Use AWS Textract Helper to extract the form data as a JSON object
To simplify the process of finding all relationships and save you from writing several functions, I created an AWS Textract Helper module to do the job in just one hit.
Let’s install the module and include it in our index.js file
npm i aws-textract-helper
const textractHelper = require('aws-textract-helper')
There are multiple functions available in the API but for now you only need createForm
. It takes two parameters, the data that we got back from the documentExtract
function and a config (optional) which allows you to trim unwanted characters in the form keys such as a colon or an extra space.

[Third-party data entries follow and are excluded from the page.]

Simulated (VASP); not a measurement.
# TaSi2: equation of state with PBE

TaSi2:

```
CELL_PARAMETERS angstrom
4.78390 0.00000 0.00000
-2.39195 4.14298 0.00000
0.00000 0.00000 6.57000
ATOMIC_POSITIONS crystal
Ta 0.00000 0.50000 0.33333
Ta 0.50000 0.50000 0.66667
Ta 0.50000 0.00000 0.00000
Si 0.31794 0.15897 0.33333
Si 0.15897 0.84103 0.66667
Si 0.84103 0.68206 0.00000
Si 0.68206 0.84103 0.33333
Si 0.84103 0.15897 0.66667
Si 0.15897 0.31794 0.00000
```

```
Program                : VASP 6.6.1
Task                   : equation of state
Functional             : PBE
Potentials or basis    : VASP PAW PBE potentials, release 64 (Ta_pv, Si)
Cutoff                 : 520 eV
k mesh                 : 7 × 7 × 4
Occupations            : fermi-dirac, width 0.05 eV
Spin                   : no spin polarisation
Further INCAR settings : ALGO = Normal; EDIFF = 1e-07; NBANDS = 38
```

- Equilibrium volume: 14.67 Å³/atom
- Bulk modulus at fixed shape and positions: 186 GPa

const textractData = await documentExtract(s3Content.Key)
const formData = textractHelper.createForm(textractData, { trimChars: [':', ' '] })
Display the results in an HTML form
Last but not least, let’s render the fileupload
view with the data generated from the textract helper function. Our final code for the upload function should look like this:
router.post('/fileupload', (req, res, next) => {
// Upload logic
const form = new formidable.IncomingForm()
form.parse(req, async (err, fields, files) => {
if (err) {
console.error(err)
}
const fileContent = fs.readFileSync(files.filetoupload.path)
const s3Params = {
Bucket: process.env.AWS_BUCKET,
Key: `${Date.now().toString()}-${files.filetoupload.name}`,
Body: fileContent,
ContentType: files.filetoupload.type,
ACL: 'public-read'
}
const s3Content = await s3Upload(s3Params)
const textractData = await documentExtract(s3Content.Key)
const formData = textractHelper.createForm(textractData, { trimChars: [':', ' '] })
res.render('fileupload', { title: 'Upload Results', formData })
})
})
Now when we run the code and upload the image, we should get the following results. Also, the full example is available publicly in this repository.
Conclusion
Amazon Textract is still relatively a new technology and a lot to discover and learn from but it is definitely worth looking at when you want to instantly and accurately analyse unstructured text from your customer’s captured data such as invoices or receipts.
Bye for now 👋